Here is an example:
;; Helper function for marking multiples of a number as 0
(def mark (fn [[x & xs] k m]
(if (= k m)
(cons 0 (mark xs 1 m))
(cons x (mark xs (inc k) m))
)))
;; Sieve of Eratosthenes
(defn sieve
[x & xs]
(if (= x 0)
(sieve xs)
(cons x (sieve (mark xs 1 x)))
))
(take 10 (lazy-seq (sieve (iterate inc 2))))
It produces a StackOverflowError.
There are a couple of issues here. First, as pointed out in the other answer, your mark and sieve functions don't have terminating conditions. It looks like they are designed to work with infinite sequences, but if you passed a finite-length sequence they'd keep going off the end.
The deeper problem here is that it looks like you're trying to have a function create a lazy infinite sequence by recursively calling itself. However, cons is not lazy in any way; it is a pure function call, so the recursive calls to mark and sieve are invoked immediately. Wrapping the outer-most call to sieve in lazy-seq only serves to defer the initial call; it does not make the entire sequence lazy. Instead, each call to cons must be wrapped in its own lazy sequence.
For instance:
(defn eager-iterate [f x]
(cons x (eager-iterate f (f x))))
(take 3 (eager-iterate inc 0)) ; => StackOverflowError
(take 3 (lazy-seq (eager-iterate inc 0))) ; => Still a StackOverflowError
Compare this with the actual source code of iterate:
(defn iterate
"Returns a lazy sequence of x, (f x), (f (f x)) etc. f must be free of side-effects"
{:added "1.0"
:static true}
[f x] (cons x (lazy-seq (iterate f (f x)))))
Putting it together, here's an implementation of mark that works correctly for finite sequences and preserves laziness for infinite sequences. Fixing sieve is left as an exercise for the reader.
(defn mark [[x :as xs] k m]
(lazy-seq
(when (seq xs)
(if (= k m)
(cons 0 (mark (next xs) 1 m))
(cons x (mark (next xs) (inc k) m))))))
(mark (range 4 14) 1 3)
; => (4 5 0 7 8 0 10 11 0 13)
(take 10 (mark (iterate inc 4) 1 3))
; => (4 5 0 7 8 0 10 11 0 13)
The problem here is both your mark and sieve functions have no terminating conditions. There must be some set of inputs for which each function does not call itself, but returns an answer. Additionally, every set of (valid) inputs to these functions should eventually resolve to a non-recursive return value.

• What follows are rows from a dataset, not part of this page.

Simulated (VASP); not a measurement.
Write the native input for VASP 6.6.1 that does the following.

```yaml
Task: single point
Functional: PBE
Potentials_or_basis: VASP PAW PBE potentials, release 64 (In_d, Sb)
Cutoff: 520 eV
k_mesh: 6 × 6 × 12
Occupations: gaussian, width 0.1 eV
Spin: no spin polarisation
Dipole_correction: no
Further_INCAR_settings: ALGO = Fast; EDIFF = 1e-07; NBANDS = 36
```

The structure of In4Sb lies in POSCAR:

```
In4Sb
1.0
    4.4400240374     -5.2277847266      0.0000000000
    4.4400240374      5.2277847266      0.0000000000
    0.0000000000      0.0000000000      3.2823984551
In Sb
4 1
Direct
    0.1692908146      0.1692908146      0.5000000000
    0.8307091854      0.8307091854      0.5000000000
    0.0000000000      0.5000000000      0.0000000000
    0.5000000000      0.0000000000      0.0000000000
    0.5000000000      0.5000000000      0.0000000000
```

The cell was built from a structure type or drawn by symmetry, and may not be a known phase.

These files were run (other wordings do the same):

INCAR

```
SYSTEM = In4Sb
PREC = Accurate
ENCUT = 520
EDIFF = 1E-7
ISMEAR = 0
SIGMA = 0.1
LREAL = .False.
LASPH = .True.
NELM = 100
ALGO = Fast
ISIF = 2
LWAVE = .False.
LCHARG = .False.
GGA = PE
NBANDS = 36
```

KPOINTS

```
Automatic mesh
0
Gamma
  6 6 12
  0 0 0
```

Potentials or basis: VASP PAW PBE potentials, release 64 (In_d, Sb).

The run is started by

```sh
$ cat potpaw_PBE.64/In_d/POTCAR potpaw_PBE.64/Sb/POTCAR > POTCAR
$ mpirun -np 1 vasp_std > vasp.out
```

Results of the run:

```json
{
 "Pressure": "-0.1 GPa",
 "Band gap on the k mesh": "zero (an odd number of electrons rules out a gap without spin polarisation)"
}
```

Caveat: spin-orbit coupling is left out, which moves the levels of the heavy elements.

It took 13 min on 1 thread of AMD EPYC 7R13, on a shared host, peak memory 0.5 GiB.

I'll add that even if you succeed in creating the correct terminating conditions, there is still the possibility of having a stack overflow if the depth of the recursion in too large. This can be mitigated to some extent by increasing the JVM stack size, but this has it's limits.
A way around this for some functions is to use tail call optimization. Some recursive functions are tail recursive, meaning that all recursive calls to the function being defined within it's definition are in the tail call position (are the final function called in the definition body). For example, in your sieve function's (= x 0) case, sieve is the tail call, since the result of sieve doesn't get passed into any other function. However, in the case that (not (= x 0)), the result of calling sieve gets passed to cons, so this is not a tail call. When a function is fully tail recursive, it is possible to behind the scenes transform the function definition into a looping construct which avoids consuming the stack. In clojure this is possible by using recur in the function definition instead of the function name (there is also a loop construct which can sometimes be helpful). Again, because not all recursive functions are tail recursive, this isn't a panacea. But when they are it's good to know that you can do this.
Thanks to @Alex's answer I managed to come up with a working lazy solution:
;; Helper function for marking mutiples of a number as 0
(defn mark [[x :as xs] k m]
(lazy-seq
(when-not (empty? xs)
(if (= k m)
(cons 0 (mark (rest xs) 1 m))
(cons x (mark (rest xs) (inc k) m))))))
;; Sieve of Eratosthenes
(defn sieve
[[x :as xs]]
(lazy-seq
(when-not (empty? xs)
(if (= x 0)
(sieve (rest xs))
(cons x (sieve (mark (rest xs) 1 x)))))))
I was adviced by someone else to use rest instead of next.